The yo-yo in German economic fortunes continued yesterday when a closely watched investor confidence survey jumped to a seven-month high.
The Zew Centre for European Economic Research in Mannheim said its analyst survey, looking forward to the next six months, rose to 6.9 points, up from -15.7 in November.
Investors’ view of their current situation showed a more modest rise to 5.7 points from 5.4 last month.
Europe’s largest economy would “continue to cool on the way into 2013” but would “not have to face recession”, said Zew president Wolfgang Franz in a statement. “But that’s only as long as the crisis in the euro zone doesn’t deepen once again.”
The positive Zew signal comes on the heel of last week’s grim Bundesbank forecast of stagnation and even recession at the start of 2013.
Germany’s central bank cut its 2013 growth forecast from 1.6 per cent to 0.4 per cent after the ECB predicted a 0.3 per cent contraction in the euro zone next year.
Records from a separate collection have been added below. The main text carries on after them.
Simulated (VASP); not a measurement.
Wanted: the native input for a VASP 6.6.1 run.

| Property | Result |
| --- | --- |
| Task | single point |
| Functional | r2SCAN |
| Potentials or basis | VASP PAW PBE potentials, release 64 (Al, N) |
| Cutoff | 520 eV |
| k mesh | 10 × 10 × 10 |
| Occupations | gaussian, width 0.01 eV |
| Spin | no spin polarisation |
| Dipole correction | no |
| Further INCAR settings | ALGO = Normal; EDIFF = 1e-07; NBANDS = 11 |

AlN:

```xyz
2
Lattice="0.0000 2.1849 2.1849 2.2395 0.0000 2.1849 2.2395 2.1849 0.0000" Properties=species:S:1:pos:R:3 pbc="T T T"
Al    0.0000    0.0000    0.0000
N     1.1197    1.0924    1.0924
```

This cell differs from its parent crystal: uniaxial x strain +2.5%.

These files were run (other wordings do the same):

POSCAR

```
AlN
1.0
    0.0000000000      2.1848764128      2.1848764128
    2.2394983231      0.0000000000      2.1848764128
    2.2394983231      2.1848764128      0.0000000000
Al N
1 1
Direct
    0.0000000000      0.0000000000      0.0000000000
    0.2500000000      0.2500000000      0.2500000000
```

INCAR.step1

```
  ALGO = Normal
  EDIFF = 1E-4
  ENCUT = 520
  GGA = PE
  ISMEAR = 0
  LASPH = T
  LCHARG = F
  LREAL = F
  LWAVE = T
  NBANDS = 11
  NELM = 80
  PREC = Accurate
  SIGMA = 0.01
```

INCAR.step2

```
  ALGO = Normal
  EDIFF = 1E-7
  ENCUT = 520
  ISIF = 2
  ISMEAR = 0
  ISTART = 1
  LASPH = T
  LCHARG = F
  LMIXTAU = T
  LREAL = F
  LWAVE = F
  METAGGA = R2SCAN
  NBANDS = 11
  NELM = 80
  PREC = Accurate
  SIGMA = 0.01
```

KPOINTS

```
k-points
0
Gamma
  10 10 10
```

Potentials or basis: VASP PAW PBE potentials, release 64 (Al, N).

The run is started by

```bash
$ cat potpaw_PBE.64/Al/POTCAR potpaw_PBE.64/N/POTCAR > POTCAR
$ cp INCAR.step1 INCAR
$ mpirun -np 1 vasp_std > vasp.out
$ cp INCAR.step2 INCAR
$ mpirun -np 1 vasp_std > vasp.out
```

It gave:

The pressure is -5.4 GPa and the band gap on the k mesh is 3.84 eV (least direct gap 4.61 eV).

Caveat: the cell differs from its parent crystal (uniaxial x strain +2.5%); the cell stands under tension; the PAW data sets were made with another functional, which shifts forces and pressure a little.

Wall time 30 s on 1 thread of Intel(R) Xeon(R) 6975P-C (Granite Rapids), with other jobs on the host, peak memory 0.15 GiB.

The federal economics ministry has warned that production was down 2.6 per cent in October and, on Monday, General Motors announced it was ceasing production in one of its four Opel plants in Germany.
Taken together, analysts suggested Germany faced a rocky start to the new year but would soon pull out of the worst.
“Should the sovereign debt crisis continue to ease in the next few months, as we expect, this implies a significant revival of the economy in the course of 2013,” said Ralph Solveen, economist with Commerzbank.
Munich’s Ifo economic institute provided another chink of light yesterday. After an eight-month downward spiral, the Ifo said its small and medium-sized enterprise business confidence index rose in November.
Managers in the largely family-owned Mittelstand, the backbone of the German economy, were more confident about their current and future prospects going into 2013.